Storms and other severe weather events can cause both public health and economic problems for communities and municipalities. Many severe events can result in fatalities, injuries, and property damage, and preventing such outcomes to the extent possible is a key concern.
This project involves exploring the U.S. National Oceanic and Atmospheric Administration’s (NOAA) storm database. This database tracks characteristics of major storms and weather events in the United States, including when and where they occur, as well as estimates of any fatalities, injuries, and property damage.
At this time we will just present some descriptive analysis.
data<-read.csv(bzfile('repdata_data_StormData.csv.bz2'))
The first problem we face, is the fact the classification of type of events is to big.
length(levels(data$EVTYPE))
## [1] 985
And some of these events have very low frequencies, thus we could aggregate or collapse these types in more general categories; but sinces we are not any kind of experts in the matter to do this. We are treating each type as different to the rest.

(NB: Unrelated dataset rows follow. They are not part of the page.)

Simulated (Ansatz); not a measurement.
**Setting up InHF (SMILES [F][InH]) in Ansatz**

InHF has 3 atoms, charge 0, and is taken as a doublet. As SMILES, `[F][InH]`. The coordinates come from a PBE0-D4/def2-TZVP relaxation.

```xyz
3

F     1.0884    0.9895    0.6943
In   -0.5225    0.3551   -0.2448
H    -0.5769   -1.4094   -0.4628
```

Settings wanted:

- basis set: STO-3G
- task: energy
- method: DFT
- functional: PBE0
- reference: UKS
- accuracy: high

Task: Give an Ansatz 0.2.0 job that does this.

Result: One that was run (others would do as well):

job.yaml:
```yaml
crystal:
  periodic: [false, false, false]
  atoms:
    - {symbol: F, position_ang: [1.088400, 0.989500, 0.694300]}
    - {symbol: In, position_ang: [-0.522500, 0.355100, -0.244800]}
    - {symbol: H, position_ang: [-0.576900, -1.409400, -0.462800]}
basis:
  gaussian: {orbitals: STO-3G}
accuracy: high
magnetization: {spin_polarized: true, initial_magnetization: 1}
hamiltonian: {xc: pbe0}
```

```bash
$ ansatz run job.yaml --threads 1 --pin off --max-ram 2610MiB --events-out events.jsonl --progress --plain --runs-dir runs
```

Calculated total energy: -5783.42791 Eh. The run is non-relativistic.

Our objetive is to identify which type of events are the most harmfull for population health, an which have the greatest economic consequences. Related to public health we created a new variable that adds the fatalities of these events and the injuries, resulting in the number of ‘VICTIMS’ of these events; for the economic damages we add the property damage and the crop damage, diving un just economic ‘DAMAGE’.
data$VICTIMS<-data$FATALITIES+data$INJURIES
data$DAMAGE<-data$PROPDMG+data$CROPDMG
The next figure summarizes thes information for the 5 greatest types for each variable.
par(mfrow=c(3,1))
barplot(sort(table(data$EVTYPE),decreasing=TRUE)[1:5],main='Frequency')
vic_tot<-aggregate(VICTIMS~EVTYPE,FUN=sum,data=data)
barplot(vic_tot[order(vic_tot$VICTIMS,decreasing=TRUE),][1:5,2],main='Total victims',names.arg=vic_tot[order(vic_tot$VICTIMS,decreasing=TRUE),][1:5,1])
dmg_tot<-aggregate(DAMAGE~EVTYPE,FUN=sum,data=data)
barplot(dmg_tot[order(dmg_tot$DAMAGE,decreasing=TRUE),][1:5,2],main='Total damage',names.arg=dmg_tot[order(dmg_tot$DAMAGE,decreasing=TRUE),][1:5,1],ylab='$')
Another way to observe the impact is to take into account the frequency of each type, we can acompplish this by considering the mean of each storm type, the boxplot analysis can help us with this, we consider the five types with greater mean for each variable:
vic_rel<-aggregate(VICTIMS~EVTYPE,FUN=mean,data=data)
vic_rel[order(vic_rel$VICTIMS,decreasing=TRUE),][1:5,]
## EVTYPE VICTIMS
## 273 Heat Wave 70.00
## 847 TROPICAL STORM GORDON 51.00
## 955 WILD FIRES 38.25
## 756 THUNDERSTORMW 27.00
## 833 TORNADOES, TSTM WIND, HAIL 25.00
dam_rel<-aggregate(DAMAGE~EVTYPE,FUN=mean,data=data)
dam_rel[order(dam_rel$DAMAGE,decreasing=TRUE),][1:5,]
## EVTYPE DAMAGE
## 847 TROPICAL STORM GORDON 1000
## 43 COASTAL EROSION 766
## 285 HEAVY RAIN AND FLOOD 600
## 585 RIVER AND STREAM FLOOD 600
## 440 Landslump 570
But when we observe how many of these events have happened, we realize there are only 8 events, but quite big ones in terms of victims:
nrow(data[data$EVTYPE %in% as.character(vic_rel[order(vic_rel$VICTIMS,decreasing=TRUE),][1:5,1]),])
## [1] 8
Those with de biggest mean dammage are just 6:
nrow(data[data$EVTYPE %in% as.character(dam_rel[order(dam_rel$DAMAGE,decreasing=TRUE),][1:5,1]),])
## [1] 6
A better analysis could be accompilsh by someone with a better background regarding the topic.
But it is clear to us that this type of data comes with some complications.
First the prevention must be done obviosly for the types which has shown bigger total impact, but you cannot forget those which even when rare, has a great individual impact. These may be contradictory.
On the other hand we have a complexity in the nature of the phenomenon; is this classification accurate, is it the best we could have for adressing this problem, I really have no answer.
Sorry for the lousy english.